Once you've held a position long enough, you'll develop a level of expertise. Malcolm Gladwell suggests that it takes about 10,000 hours to become an expert, or in his words a "phenom," or someone who delivers beyond typical expertise.
(After many years in a position, if you haven't developed expertise, I'd venture to say that you're in the wrong job)
This leads me to share a story of a recent client who wrote:
I had some feedback on my LinkedIn summary today that was less than complementary (sic). I was told:
The definition of an out-of-the-box creative, (I would reword this, as it sounds cocky)
Do you think there is another way of putting this?
Now, before I tell you how I responded and how this question played out, you need to know that this client is beyond an expert: he is a phenom. One of those people who is in the right job, using innate talents augmented by educational credentials and hands-on experience who over-exceeds expectations.
His accomplishments are in the remarkable if not legendary category. I wish I could give you details, but because of client confidentiality I cannot. Truly, he is outstanding in his field. And yet ...
He needs help landing a job. I'd say that the main reason he needs help is because he wasn't ready to "own" his awesomeness! He was hiding behind mediocrity to a degree, bringing his work down to a more common denominator.
Here's my response:
My question is - how do you feel about this? If you can stand behind it and feel that that is you, you likely don't need to change it.
I certainly don't mind changing, just want to make sure that you need to change it. One person's opinion is just that, one opinion!

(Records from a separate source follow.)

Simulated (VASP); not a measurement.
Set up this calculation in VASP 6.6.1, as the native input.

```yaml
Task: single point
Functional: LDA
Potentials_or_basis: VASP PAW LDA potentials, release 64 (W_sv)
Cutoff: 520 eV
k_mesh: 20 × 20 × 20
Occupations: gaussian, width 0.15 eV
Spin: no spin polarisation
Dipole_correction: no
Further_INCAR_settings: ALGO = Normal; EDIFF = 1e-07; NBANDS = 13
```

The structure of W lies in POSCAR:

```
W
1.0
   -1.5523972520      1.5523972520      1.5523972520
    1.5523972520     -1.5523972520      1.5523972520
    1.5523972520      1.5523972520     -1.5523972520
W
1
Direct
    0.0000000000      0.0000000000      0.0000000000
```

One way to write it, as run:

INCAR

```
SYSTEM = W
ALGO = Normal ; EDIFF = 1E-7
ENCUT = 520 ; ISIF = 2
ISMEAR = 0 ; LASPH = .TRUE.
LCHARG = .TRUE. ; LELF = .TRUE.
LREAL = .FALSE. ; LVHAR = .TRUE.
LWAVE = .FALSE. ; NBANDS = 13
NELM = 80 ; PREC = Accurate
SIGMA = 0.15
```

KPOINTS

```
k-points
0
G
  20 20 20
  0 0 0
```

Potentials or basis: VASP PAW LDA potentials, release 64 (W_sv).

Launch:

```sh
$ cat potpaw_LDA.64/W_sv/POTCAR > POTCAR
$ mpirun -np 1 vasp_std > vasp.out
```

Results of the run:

Here are some alternatives;
- "Out of the box" solutions are my forte
- Known for arriving at solutions that escape others,
- Having developed a solid reputation for innovation
Do any of these resonate with you?
Our conversation went on a bit, and I presented the idea that when a company who needs a strong innovator, a company that is truly ready for change, reads his summary, that company will appreciate the language and reach out to him.
On reflection, he said that he is ready to embrace his value, and he doesn't feel that the orginal version overstates his abilities.
Disclaimer: To protect my client's privacy, I changed the actual phrase used in his LinkedIn. The phrase above is not as elegant as the one used in his summary, but it serves the purpose!